Over the past 15 months, McCourt has seemed unshakable in his belief that what he's doing is right. That what he's doing is best for his children. That anything one might call a mistake or selfishness is, at worst, a means to an end. That the people who question him simply don't understand. That he will be vindicated. That because he's been a winner in the past, he'll be a winner in the future. Even when he's ridden on the edge of the cliff.

I imagine that tiger blood is a trait shared by a number of people who become successful, but there comes a point when it goes beyond empowering and becomes a pollutant. I have no expectations that this tiger is going to change his stripes. I don't believe he's going to give up the Dodgers without clawing or scratching through the last fight. But tiger blood makes people selfish to the extreme, and even allowing for the eccentricities and entitlements of ownership, circumstances have long since stopped any reasonable defense of his fight.

Yes, McCourt has rights. But he also has duties.

For all his romping and stomping, Sheen realizes that there is life after "Two and a Half Men." It's time that the McCourts embark upon life after the Dodgers. It's time they find a new passion. Quit this pretense that you're the best thing for this franchise, quit this pretense that your children deserve to inherit leadership of the team, and let go.
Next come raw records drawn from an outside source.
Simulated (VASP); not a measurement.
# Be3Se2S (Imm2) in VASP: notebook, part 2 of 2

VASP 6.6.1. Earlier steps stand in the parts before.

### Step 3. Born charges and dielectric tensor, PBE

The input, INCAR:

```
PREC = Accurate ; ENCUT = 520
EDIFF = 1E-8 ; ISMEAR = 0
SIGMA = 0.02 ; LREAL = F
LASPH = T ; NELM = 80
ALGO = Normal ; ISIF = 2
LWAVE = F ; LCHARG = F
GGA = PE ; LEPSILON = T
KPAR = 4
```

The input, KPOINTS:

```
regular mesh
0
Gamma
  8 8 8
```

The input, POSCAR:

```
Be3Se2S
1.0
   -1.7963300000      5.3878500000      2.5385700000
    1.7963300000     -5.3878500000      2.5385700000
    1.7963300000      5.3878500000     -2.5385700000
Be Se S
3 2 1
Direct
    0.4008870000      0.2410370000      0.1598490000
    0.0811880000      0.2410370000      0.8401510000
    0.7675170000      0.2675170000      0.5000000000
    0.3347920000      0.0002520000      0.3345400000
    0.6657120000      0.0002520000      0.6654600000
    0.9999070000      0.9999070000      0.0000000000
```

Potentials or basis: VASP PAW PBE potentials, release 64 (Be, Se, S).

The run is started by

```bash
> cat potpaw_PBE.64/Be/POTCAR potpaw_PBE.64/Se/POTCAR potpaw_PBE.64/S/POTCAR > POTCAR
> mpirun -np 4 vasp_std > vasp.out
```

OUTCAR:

I've met Frank McCourt, but by no means am I qualified to psychoanalyze him...that said, it has been interesting to watch his tenure as Dodgers owner deathspiral due to a series of blunders and miscalculations. For an owner who presided over three playoff appearances in a short four-year span, including two postseason series victories which were the franchise's first in almost two decades--one would think that he would be canonized, rather than vilified.

And yet, watching Frank McCourt continually misstep is like watching Sideshow Bob in a lawn full of rakes (shout out to Karina with that there link!). McCourt revamps the parking lot system, but traffic flow nightmares make him run straight into a bollard. He heralds a band-aid public transportation alternative, a shuttle from Union Station, and then gets pummeled when he refuses to renew the deal (amidst an economic recession that made his $15 parking fees look even more garish). He wows fans with a new field level overhaul but loses appetite for further investment, reinforcing criticism that the Stadium segregates by class. He supports worthy charitable causes, but pays the head of the foundation an astronomically imbalanced salary. He tries to solicit other investors for cash flow, and his multiple rebuffs leak all over the press.

And worse than all of that, his presence in front of the media is simply a disaster, which culminated in the spectacle and circus of a very public divorce case that he ended up losing. Big time. I used to think McCourt just needed better handlers, like any celebrity or public figure; but as I was reminded by someone with the Dodgers, Frank McCourt has had his own publicist--and that hasn't worked, either. It's almost as if he can't save himself from himself.

Now, I'm one of those people who prefers to see the good in people. I know this probably comes as a shock given my overly sarcastic bent. But deep down in my heart, I'm sincerely hoping that Matt Kemp will rebound, that James Loney will finally find his power swing, that Casey Blake and Rafael Furcal's bodies won't betray them, that Jonathan Broxton will regain his swagger, that Chad Billingsley will gain unshakable confidence, that Hong Chih-Kuo's elbow won't snap in two, that Dioner Navarro and Juan Uribe won't eat the Dodgers out of house and home.

And I'd like to give Frank McCourt the benefit of the doubt. Maybe he's just misunderstood somehow, right? Maybe he means well for the Dodgers? It's unlikely, but maybe?

Weisman, as he wrote in his last paragraph above, is done with Frank McCourt. Roll credits. I'm guessing most other Dodger fans are with Weisman, and the jury of public opinion has reached its verdict. Heck, maybe I need to be there, too.

Perhaps, in hoping for better with Frank McCourt, I'm actually the one who is Sideshow Bob.

Uhhhhhhhhhh (said with floppy lips and clenched teeth).

Also, what is it with all these tiger references of late? First tiger moms, now tiger's blood--enough already. I'm tigered out.


Nostradamus said...

Setting aside the question "What is wrong with both these people?", I think the comparison is still apt.

The bottom line is that neither of these guys is helped by the standards of their peer group, either.

While I don't like higher ticket prices and parking, I don't think Frank is all that greedy when compared to other MLB owners (who seem pretty quick to cry hard times for a bunch of multi-millionaires with teams playing in publicly-funded stadia) in the same way that I don't believe that Charlie is all that outrageous when compared to the porn stars and Hollywood burnouts he associates with.

That's a long way from saying that I sympathize with either of them, but I you can pretty clearly see that losing touch with reality is a pretty gradual process.

Mr. LA Sports Czar said...

They're both hanging tough, staying hungry.

Kyle Baker said...

Easy, tiger.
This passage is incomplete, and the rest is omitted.